Secretary of State
State of California
April 14 2017
Restated Articles of Incorporation
The undersigned certify that:
- They are the chair and secretary, respectively, of Sonoma State University Academic Foundation Inc., a California corporation.
- The Articles of Incorporation of this corporation, including a change of name, are restated and amended to read as follows:
Restated and Amended Articles of Incorporation
ARTICLE I. Name
The name of this corporation is:
Sonoma State University Foundation.
ARTICLE II. Purposes
This corporation is a nonprofit public benefit corporation and is not organized for the private gain of any person. It is organized under the Nonprofit Public Benefit Corporation Law for public and charitable purposes.
This corporation elects to be governed by all of the provisions of the Nonprofit Corporation Law of 1980 not otherwise applicable to it under Part 5.
The charitable purposes for which this corporation is organized and will be operated exclusively are to perform authorized auxiliary functions, including the active promotion, pursuit and stewardship of private support, for the benefit of Sonoma State University (University). This corporation is organized exclusively for charitable purposes within the meaning of §501(c)(3) of the Internal Revenue Code of 1986, as amended.
The corporation is and at all times hereafter shall be operated as an auxiliary organization under §89900 et seq., of the California Education Code, and within regulations adopted by the Board of Trustees of the California State University (Title 5).
The foregoing provisions shall be construed as both purposes and powers, but no recitation, expression or declaration of specific or special powers or purposes herein enumerated shall be deemed to be exclusive, and it is hereby expressly declared that all other lawful powers not inconsistent herewith are hereby included.
ARTICLE Ill. Exempt Status and Limitation of Activities
This corporation is organized and operated exclusively for the charitable purposes described in Article II, and it shall be nonprofit and nonpartisan.
Nothing in Article II shall be construed as allowing the corporation to carry on any other activities not permitted to be carried on (1) by a corporation exempt from federal income tax under §501(c)(3) of the Internal Revenue Code of 1986, as amended, or (2) by corporation contributions which are deductible under §§170(c)(2), 2055(a)(2), 2106(a)(2)(A)(ii), 2522(a)(2), or 2522(b)(2) of the Internal Revenue Code.

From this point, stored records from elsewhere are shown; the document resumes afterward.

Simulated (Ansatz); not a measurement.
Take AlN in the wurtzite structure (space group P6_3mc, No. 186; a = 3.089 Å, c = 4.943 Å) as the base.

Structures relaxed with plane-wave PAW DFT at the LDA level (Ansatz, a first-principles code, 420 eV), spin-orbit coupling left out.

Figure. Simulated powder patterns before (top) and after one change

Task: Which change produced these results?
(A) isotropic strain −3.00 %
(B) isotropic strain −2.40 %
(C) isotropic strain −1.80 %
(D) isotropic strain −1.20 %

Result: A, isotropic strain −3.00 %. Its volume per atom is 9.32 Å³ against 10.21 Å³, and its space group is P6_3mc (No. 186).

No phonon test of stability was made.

No substantial part of the activities of this corporation shall consist of carrying on propaganda, or otherwise attempting to influence legislation, and the corporation shall not participate or intervene in any political campaign (including the publishing or distribution of statements) on behalf of, or in opposition to, any candidate for public office.
ARTICLE IV. Principal Office
The principal office for the transaction of the business of this corporation will be located in the County of Sonoma, State of California.
ARTICLE V. Dedication and Dissolution
The property of this corporation is irrevocably dedicated to charitable purposes. No part of the net income or assets of this corporation shall ever inure to the benefit of its directors or officers, or to any private person, except that the corporation is authorized and empowered to pay reasonable compensation for services rendered and to make payments and distributions in furtherance of the purposes set forth in Article II.
On the winding up and dissolution of this corporation, net assets remaining after payment, or provision for payment, of all debts and liabilities of this corporation, other than trust funds shall be distributed to the University or to one or more nonprofit corporations organized and operated for the benefit of the University, as approved by this corporation's Board of Directors, the President of the University and by the Chancellor of California State University. Such nonprofit corporation or corporations must be qualified for Federal income tax exemption under §501(c)(3) of the Internal Revenue Code of 1986, as amended, and have established its tax exempt status under §23701d of the California Revenue and Taxation Code, as amended, be organized and operated exclusively for charitable or educational purposes, and meet the requirement for exemption specified in §214 of the California Revenue and Taxation Code.
ARTICLE VI. Amendments
The Articles of Incorporation of this corporation shall be amended only by the two-thirds vote of a majority of the qualified directors then in office, subject to the approval of the University President.
- The foregoing restated and amended Articles of Incorporation have been duly approved by the board of directors and President, Sonoma State University.
- The corporation has no members.
We further declare under penalty of perjury under the laws of the State of California that the matters set forth in this certificate are true and correct of our own knowledge.
Judy K. Sakaki, Chair
Amanda Visser, Secretary
Seal of the State of California
I hereby certify that the foregoing transcript of 3 pages is a full, true and correct copy of the original record in the custody of the California Secretary of State’s office.